Starlink is the satellite broadband arm of SpaceX’s, the aerospace manufacture and space transportation company founded by Elon Musk. This enterprise, based on building a massive constellation of low-flying satellites spread out in different orbits, aims to provide more affordable internet services with lower latency and higher capacity than current fibre services. This venture is part of Elon’s ultimate goals: fund interplanetary transportation to Mars and the moon.
After its first launch in May 2019, Starlink has released several batches of 60 satellites each increasing its consistency over time. Construction efficiency has also been improving, being now able to manufacture at an unprecedented rate of 120 satellites a month, levels never seen before in the satellite sector. This has enabled them to release two batches a month since October 2020, with the overall number of satellites in orbit totalling 904.
With 12,000 satellites approved by the FCC (Federal Communication Commission) and another 30,000 requested, these interconnected networks will be able to beam with ground stations to provide high-speed internet anywhere in the world.
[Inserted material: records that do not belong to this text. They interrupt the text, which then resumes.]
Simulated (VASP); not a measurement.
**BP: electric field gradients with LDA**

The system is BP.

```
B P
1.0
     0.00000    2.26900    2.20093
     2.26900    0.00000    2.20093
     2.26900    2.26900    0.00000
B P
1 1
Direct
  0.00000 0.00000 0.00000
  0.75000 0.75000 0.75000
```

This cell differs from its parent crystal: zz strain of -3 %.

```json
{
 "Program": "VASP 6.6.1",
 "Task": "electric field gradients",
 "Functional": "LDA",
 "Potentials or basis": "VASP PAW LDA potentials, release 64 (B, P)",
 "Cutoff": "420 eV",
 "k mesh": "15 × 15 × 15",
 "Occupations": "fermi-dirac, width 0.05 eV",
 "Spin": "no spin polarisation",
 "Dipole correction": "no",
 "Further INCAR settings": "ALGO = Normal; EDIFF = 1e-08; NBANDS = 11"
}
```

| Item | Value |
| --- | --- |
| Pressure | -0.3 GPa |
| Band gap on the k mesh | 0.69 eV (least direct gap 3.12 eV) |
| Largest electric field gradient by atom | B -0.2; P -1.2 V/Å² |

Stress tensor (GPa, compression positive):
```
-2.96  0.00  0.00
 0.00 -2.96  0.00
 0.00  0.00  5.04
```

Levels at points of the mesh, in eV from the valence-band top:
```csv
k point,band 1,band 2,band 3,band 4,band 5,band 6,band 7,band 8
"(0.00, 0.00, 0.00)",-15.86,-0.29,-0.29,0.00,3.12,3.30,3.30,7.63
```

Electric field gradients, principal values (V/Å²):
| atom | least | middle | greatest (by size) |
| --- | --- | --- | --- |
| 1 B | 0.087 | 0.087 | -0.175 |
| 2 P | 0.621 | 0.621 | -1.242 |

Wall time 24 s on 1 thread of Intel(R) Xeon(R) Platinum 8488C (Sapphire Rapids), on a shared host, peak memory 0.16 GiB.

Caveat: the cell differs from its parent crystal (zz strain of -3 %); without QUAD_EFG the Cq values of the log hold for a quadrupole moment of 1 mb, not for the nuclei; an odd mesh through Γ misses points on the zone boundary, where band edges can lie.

With more than half of the world’s population lacking in Internet access, success of this and similar enterprises could bring huge implications, especially for those living in remote locations. As such, Starlink’s initial target will be rural areas where traditional providers are struggled to reach. They have recently been granted a licence to operate in Canada (where 40% of the population lives in rural areas without access to high-speed internet), adding to its previous one million terminals authorized in the US, and planning to expand to near-global world population coverage in 2021.
As they are currently conducting private trials, a public beta is expected to be released in the coming months, moment from which we could start measuring Starlink’s success by its revenues rather than pace of development. Such programme, called ‘Better Than Nothing Beta’, will charge US users a one-off $499 for the equipment and a monthly subscription of $99. Internet broadband is expected to reach 150Mpbs and latency of 20ms (providing capability for gaming and HD streaming) during the first months, claiming those figures will improve as they launch more satellites, install more ground stations, and improve their software. Since nearly 700,000 individuals across the US have already indicated interest in the upcoming service, Starlink has requested to increase the number of authorised terminals to five million.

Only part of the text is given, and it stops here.